Understanding Your Employee Stock Options

Employee signing company stock
••• Fotopic

Many companies issue stock options for their employees. When used appropriately, these options can be worth a lot of money to you.

Employee Stock Option Basics

With an employee stock option plan, you are offered the right to buy a specific number of shares of company stock, at a specified price called the grant price (also called the exercise price or strike price), within a specified number of years.

Your options will have a vesting date and an expiration date. You cannot exercise your options before the vesting date or after the expiration date.

Your options are considered to be “in the money” when the current market price of the stock is greater than the grant price.

Here’s a summary of the terminology you will see in your employee stock option plan:

  • Grant price/exercise price/strike price – the specified price at which your employee stock option plan says you can purchase the stock
  • Issue date – the date the option is given to you
  • Market price – the current price of the stock
  • Vesting date - the date you can exercise your options according to the terms of your employee stock option plan
  • Exercise date – the date you do exercise your options
  • Expiration date – the date by which you must exercise your options or they will expire

How They Work

To understand how a typical employee stock option plan works, let’s look at an example.

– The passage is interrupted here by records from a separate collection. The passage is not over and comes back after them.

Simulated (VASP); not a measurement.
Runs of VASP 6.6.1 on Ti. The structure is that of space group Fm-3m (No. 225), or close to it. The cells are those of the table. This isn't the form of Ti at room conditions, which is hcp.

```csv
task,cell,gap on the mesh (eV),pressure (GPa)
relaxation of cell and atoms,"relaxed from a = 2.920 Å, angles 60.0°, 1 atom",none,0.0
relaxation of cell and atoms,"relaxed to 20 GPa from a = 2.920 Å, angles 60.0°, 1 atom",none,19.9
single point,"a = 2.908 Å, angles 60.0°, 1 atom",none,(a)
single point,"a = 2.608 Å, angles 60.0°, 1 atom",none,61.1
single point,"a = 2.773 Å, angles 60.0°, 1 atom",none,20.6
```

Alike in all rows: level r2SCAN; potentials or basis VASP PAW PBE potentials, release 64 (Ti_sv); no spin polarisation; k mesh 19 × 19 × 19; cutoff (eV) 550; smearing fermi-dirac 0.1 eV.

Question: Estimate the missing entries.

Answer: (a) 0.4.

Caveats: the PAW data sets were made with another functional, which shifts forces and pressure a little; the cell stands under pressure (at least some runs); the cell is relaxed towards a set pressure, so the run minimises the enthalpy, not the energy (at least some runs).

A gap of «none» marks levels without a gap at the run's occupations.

Assume on 1/1/2019 you are issued employee stock options that provide you the right to buy 1,000 shares of Widget at a price of $10.00 a share. You must do this by 1/1/2029. On Valentine's Day in 2024 Widget stock reaches $20.00 a share and you decide to exercise your employee stock options:

  • Your grant price is $10.00 a share
  • The current market price is $20.00 a share
  • Your issue date is 1/1/2019
  • Your exercise date is 2/14/2024
  • Your expiration date is 1/1/2029

To exercise your stock options you must buy the shares for $10,000 (1,000 shares x $10.00 a share). There are a few ways you can do this:

  • Pay cash – you send $10,000 to the brokerage firm handling the options transaction and you receive 1,000 shares of Widget. You can keep the 1,000 shares or sell them.
  • Cashless exercise – You exercise your options and sell enough of the stock to cover the purchase price. The brokerage firm makes this happen simultaneously. You are left with 500 shares of Widget which you can either keep or sell.
  • Stock swap – You send in a certificate for 500 shares of Widget, which is equivalent to $10,000 at the current market price, and this is used to buy the 1,000 shares at $10.00 a share. You are left owning a total of 1,000 shares of Widget which you can either keep or sell.

Types of Options

There are two types of stock options companies issue to their employees:

  • NQs – Non-Qualified Stock Options
  • ISOs – Incentive Stock Options

Different tax rules apply to each type of option. With non-qualified employee stock options, taxes are most often withheld from your proceeds at the time you exercise your options. This is not necessarily the case for incentive stock options. With proper tax planning, you can minimize the tax impact of exercising your options.

Your employee stock option plan will have a plan document that spells out the rules that apply to your options. Get a copy of this plan document and read it, or hire a financial planner that is familiar with these types of plans to assist you.

There are many factors to consider in deciding when to exercise your options. Investment risk, tax planning, and market volatility are a few of them, but the most important factor is your personal financial circumstances, which may be different than those of your co-worker. Keep this in mind before following anyone’s advice.

Should You Keep the Stock?

Keeping too much company stock is considered risky. When your income and a large portion of your net worth is all dependent on one company if something bad happens to the company your future financial security could be in jeopardy. Corporate executives need to consider this in their planning and work to diversify out of company stock.